The lawyer, Rajesh De, who is the general counsel for the NSA, said recently that U.S. tech firms were completely aware of the agency's surveillance and widespread data collection, as reported by Britain's The Guardian newspaper.

Tech companies had full knowledge of NSA Internet data collection program

De said that all communications content and associated metadata scooped up by the agency under a 2008 law governing (and permitting) such surveillance took place with the full knowledge of the tech companies. He said that is true both for "Prism," an Internet-based data collection program, and the "upstream" collection of all communications moving online.

As The Guardian further reported:

Asked during a [recent] hearing of the U.S. government's institutional privacy watchdog if collection under the law, known as Section 702 or the FISA Amendments Act, occurred with the "full knowledge and assistance of any company from which information is obtained," De replied: "Yes."

The story regarding the Prism program was broken in June by The Guardian and The Washington Post, based on documents leaked to them by former NSA contractor Edward Snowden. At the time nearly all of the tech companies who were listed as taking part in the program - Yahoo, Google, Apple, Microsoft, Facebook and AOL - cried foul and claimed they had no knowledge about the NSA's massive surveillance or giving the agency access to customers' data. Indeed some of the companies, including Apple, claimed they had never even heard of the term Prism, The Guardian reported.
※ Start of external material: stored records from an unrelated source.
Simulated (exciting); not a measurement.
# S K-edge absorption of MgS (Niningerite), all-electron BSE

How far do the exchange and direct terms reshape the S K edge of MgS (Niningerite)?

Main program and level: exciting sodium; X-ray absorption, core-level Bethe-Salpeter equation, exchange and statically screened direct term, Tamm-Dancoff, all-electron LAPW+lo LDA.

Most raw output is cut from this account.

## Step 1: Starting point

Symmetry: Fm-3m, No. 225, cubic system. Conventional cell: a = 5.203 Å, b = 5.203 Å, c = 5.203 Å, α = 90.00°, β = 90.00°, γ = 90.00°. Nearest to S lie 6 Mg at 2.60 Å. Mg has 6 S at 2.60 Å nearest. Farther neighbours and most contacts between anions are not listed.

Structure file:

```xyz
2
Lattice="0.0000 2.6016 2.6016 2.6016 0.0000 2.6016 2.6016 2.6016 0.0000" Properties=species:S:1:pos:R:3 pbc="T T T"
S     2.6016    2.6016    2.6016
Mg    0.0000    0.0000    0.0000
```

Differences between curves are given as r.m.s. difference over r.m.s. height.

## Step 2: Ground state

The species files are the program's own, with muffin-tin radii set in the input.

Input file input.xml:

'Government is damaging our future'

But, as De explained, "Prism was an internal government term that as the result of leaks became the public term. Collection under this program was a compulsory legal process, that any recipient company would receive."

Following the hearing De said that Internet service providers are also aware of the surveillance and even receive legal directives regarding the spy agency's collection of communications data - not directly from the companies themselves but rather across the Internet, under the authority of Section 702 of the Act.

Following the initial disclosure in the press about the existence of Prism, there was an outcry in technology circles as companies launched in-depth public relations efforts aimed at calming their customers and reassure them of their privacy and data security. In addition, the companies were able to lobby the Obama administration successfully to give them more leeway in disclosing both the volume and type of data requests issued them by the federal government.

In recent days the founder of Facebook, Mark Zuckerberg, said he phoned Obama to voice his concerns about "the damage the government is creating for all our future." The Guardian reported that tech companies did not respond to De's revelations.

The paper further reported:

It is unclear what sort of legal process the government serves on a company to compel communications content and metadata access under Prism or through upstream collection. Documents leaked from Snowden indicate that the NSA possesses unmediated access to the company data.

Pyrrhic victory against the Obama regime

The ultrasecret FISA (Foreign Intelligence Surveillance Act) court ostensibly oversees spy agency and federal law enforcement agency surveillance requests, but critics of the process say the court is essentially a rubber stamp.

Still, under concessions won from the Obama administration, tech companies can now discloses the range of FISA-related court orders they receive, in bands of one thousand, and that would presumably include any court orders issued under the authority of Section 702.

"Passed in 2008, Section 702 retroactively gave cover of law to a post-9/11 effort permitting the NSA to collect phone, email, internet and other communications content when one party to the communication is reasonably believed to be a non-American outside the United States," The Guardian reported.

NSA reportedly stores all data received via Prism for five years and communications that are scooped directly from the Internet for two.